Fall: Is where that hot and heavy starts to cool off a little, maybe you are settling in to a routine, maybe you are getting more comfortable with each other, and maybe the sadness that the hot summer months and feelings are starting to subside a little starts to set in. Maybe you notice he doesn’t put his clothes in the hamper, she doesn’t put her toothbrush back in the holder… you get the idea

Winter: Those little warning signs become burrs in your shoe, the burs start to cause disconnect, partners pull back, intimacy starts to suffer, fights start to settle in, you start to wonder if you married the right person, you start to wonder if there was ever any good and your memory starts to become foggy around those hot summer feelings.

Spring: Spring comes when those harsh feelings start to fade a little, when you start to feel more moments of connection and intimacy and things start to look brighter. The sun shines on your relationship and you start to experience a lightness and revival.

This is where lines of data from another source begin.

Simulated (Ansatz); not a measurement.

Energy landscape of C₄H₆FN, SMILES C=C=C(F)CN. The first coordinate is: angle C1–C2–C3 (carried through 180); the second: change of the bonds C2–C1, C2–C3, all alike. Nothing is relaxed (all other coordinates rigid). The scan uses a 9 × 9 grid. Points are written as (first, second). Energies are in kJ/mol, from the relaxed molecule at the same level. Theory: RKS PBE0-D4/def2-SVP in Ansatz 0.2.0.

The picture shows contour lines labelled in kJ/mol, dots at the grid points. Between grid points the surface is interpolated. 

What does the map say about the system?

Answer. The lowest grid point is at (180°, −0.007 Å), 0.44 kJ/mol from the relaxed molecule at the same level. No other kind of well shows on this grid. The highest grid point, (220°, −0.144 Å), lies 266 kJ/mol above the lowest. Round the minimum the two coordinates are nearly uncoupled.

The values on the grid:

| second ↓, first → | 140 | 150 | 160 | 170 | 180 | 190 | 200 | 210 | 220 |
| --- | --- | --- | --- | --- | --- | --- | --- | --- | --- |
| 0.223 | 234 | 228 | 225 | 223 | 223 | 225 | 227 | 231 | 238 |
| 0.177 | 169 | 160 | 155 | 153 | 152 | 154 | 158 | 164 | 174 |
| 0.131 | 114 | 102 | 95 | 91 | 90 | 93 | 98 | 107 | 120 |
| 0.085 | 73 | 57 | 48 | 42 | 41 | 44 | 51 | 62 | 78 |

The main points the book wants to get across are this:

  • All relationships go thru cycles, if you are in one that you like, what can you do to nurture it, if you are in one you don’t like, what can you do to help it grow.

  • Relationships are perpetually on this cycle, this isn’t a runway with a start and an end, this is a merry-go-round where most people decide to jump off in winter because they loose hope for spring, or maybe they just don’t know that spring takes work?!

  • This is normal and that there are things you can do to shorten the fall & winter, lengthen the spring & summer.


The big part that is missing for me in the analogy is that when we think about seasons we think about when they come and go… When they come and go, without our needing to do anything. One reading this book might hear the message that if you don’t like where you are, just wait and another season will come along. But unlike our weather, the seasons of marriage are 100% controlled by us. When I make the choice to show up for my partner emotionally and hold space even when I’m exhausted from the day, I’m calling in the warmer months of connection.

So the main thing I want you to take away from this is:

  • The ups & downs are all part of the journey

  • When you find yourself in a warmer month give gratitude for it, ask yourself and your partner how you can extend this summer.

  • When you find yourself in the cooler months ask yourself what you can do to start planting seeds for spring and summer, what can you do to call in a better season?

  • If you are in fall or winter: can you acknowledge that this is the down part of the cycle and invest your energy into that rain dance to call in spring?

If you find yourself in the colder months reach out to someone for help, It is too easy to get snow-blind and loose hope, an outside perspective on what is right, what is in the works, and what needs to be focused on can make all the difference in the world!

Remember to choose love, even when its hard!